By Staff | Sep 9, 2015

Lee County has an abundance of preservation and conservation properties.

Funded and maintained primarily through the voter-approved 20/20 program, the native lands held for future generations – scrub, prairie, pine flatwoods, wetlands – offer residents and visitors a look at the ecosystems that make southwest Florida unique.

This month, Lee County Parks & Recreation will take part in a national endeavor designed to call attention to these special parklands and so is seeking volunteers to participate in National Public Lands Day programs to be held Saturday, Sept. 26.

Lee County Conservation 20/20 Lands and County Preserves will be among the more than 2,000 public sites nationwide participating in this effort, a prepared statement from the county department states.

Those properties include the Caloosahatchee Creeks Preserve East at 10130 Bayshore Road, North Fort Myers; the Matanzas Pass Preserve at 199 Bay Road, Fort Myers Beach; and the Wild Turkey Strand Preserve at 11901 Rod & Gun Club Road, Fort Myers.

“Volunteers will be placed in groups for activities such as collecting invasive plants, maintaining trails, removing trash and helping with planting,” according to Lee County Parks & Recreation officials.

The goal of National Public Lands Day “is to improve public lands for outdoor recreation, with volunteers assisting in hands-on work.”

The program began in 1994 with three sites . It now includes every state, the District of Columbia and Puerto Rico.

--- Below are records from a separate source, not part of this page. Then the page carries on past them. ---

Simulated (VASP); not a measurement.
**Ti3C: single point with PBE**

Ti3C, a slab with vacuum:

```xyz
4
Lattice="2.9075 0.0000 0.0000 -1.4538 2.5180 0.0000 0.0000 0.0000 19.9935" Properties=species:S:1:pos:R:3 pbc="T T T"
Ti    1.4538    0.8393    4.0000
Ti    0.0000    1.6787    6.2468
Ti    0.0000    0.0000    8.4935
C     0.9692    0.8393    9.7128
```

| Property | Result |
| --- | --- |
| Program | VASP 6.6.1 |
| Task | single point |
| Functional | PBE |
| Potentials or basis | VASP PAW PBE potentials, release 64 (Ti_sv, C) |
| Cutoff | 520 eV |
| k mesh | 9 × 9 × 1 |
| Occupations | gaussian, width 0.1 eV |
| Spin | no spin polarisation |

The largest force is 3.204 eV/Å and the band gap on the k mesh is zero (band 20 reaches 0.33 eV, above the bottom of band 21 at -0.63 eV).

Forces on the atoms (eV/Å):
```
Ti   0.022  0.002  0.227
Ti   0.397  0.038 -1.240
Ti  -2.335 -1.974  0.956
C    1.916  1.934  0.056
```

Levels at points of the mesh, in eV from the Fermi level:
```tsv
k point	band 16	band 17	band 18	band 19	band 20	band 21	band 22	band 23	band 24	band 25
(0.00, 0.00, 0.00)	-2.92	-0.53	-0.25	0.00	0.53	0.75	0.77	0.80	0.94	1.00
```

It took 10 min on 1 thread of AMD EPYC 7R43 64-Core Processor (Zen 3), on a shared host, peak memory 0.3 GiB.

County officials are asking volunteers to pre-register, if possible.

That can be done by calling Vicki Little at 239-533-7424 or emailing her at vlittle@leegov.com.

If working in the great outdoors isn’t reward enough, the first 50 volunteers will get a T-shirt and all volunteers will get community pool passes.

If you have some time, it’s a good program in which to take part.